In April this year, my better half bought me a laptop I’d been wanting for a while, and was going to save up for. It was a very pleasant surprise.
I’d specced it out already (without knowing the cunning plan to buy it for me), so it had a 256GB solid state drive and a 750GB spinning drive, 16GB RAM, USB 3, a 17″ screen … I was really happy with it, and it was fast!
Since I got the machine, the USB 3 port never worked with USB 3 devices. I could get away with this because, well, it’s a nice-to-have.
A few months later, I noticed that the touchpad wasn’t working. Since I use a mouse exclusively, this wasn’t a problem, but it added up to two things wrong.

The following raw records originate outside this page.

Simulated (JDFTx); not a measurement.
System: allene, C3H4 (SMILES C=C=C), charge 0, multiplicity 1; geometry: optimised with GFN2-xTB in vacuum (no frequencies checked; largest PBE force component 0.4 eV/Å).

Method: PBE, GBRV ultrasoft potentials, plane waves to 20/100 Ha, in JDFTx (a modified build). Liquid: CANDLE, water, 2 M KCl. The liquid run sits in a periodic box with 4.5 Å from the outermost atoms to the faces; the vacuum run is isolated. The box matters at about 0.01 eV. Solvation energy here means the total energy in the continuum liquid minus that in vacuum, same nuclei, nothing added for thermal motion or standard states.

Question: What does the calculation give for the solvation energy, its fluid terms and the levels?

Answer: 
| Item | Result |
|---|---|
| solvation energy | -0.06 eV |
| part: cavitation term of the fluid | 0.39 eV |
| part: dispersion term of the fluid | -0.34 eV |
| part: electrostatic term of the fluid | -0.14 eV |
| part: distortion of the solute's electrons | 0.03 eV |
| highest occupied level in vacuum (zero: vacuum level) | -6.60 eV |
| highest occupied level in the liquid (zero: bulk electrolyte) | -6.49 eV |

Then the SSD died, about three weeks ago. Now I know they have a tendency to die, so I made regular backups, extensive use of cloud storage, etc., etc.
I figured now was a good time to send it in, and have them fix all three problems in one go.
The RMA process with ASUS started off well-enough: I sent an email with my error report, got an RMA number, and filled in a checklist of all the problems it had, which mirrored my original error report online.
After sending the package (at close to $200 in shipping, including insurance), I realised I’d left out the checklist, so I emailed them back and asked if I should send it separately. They said “Don’t worry. Unit is waiting for QC. RMA form won’t influence the repair.”
I got the laptop back today. The SSD has not been replaced. The USB 3 is still not working. The work order says that the touchpad was replaced.
So, I’ve requested a brand new laptop from them. If another RMA arises, I refuse to pay shipping this time.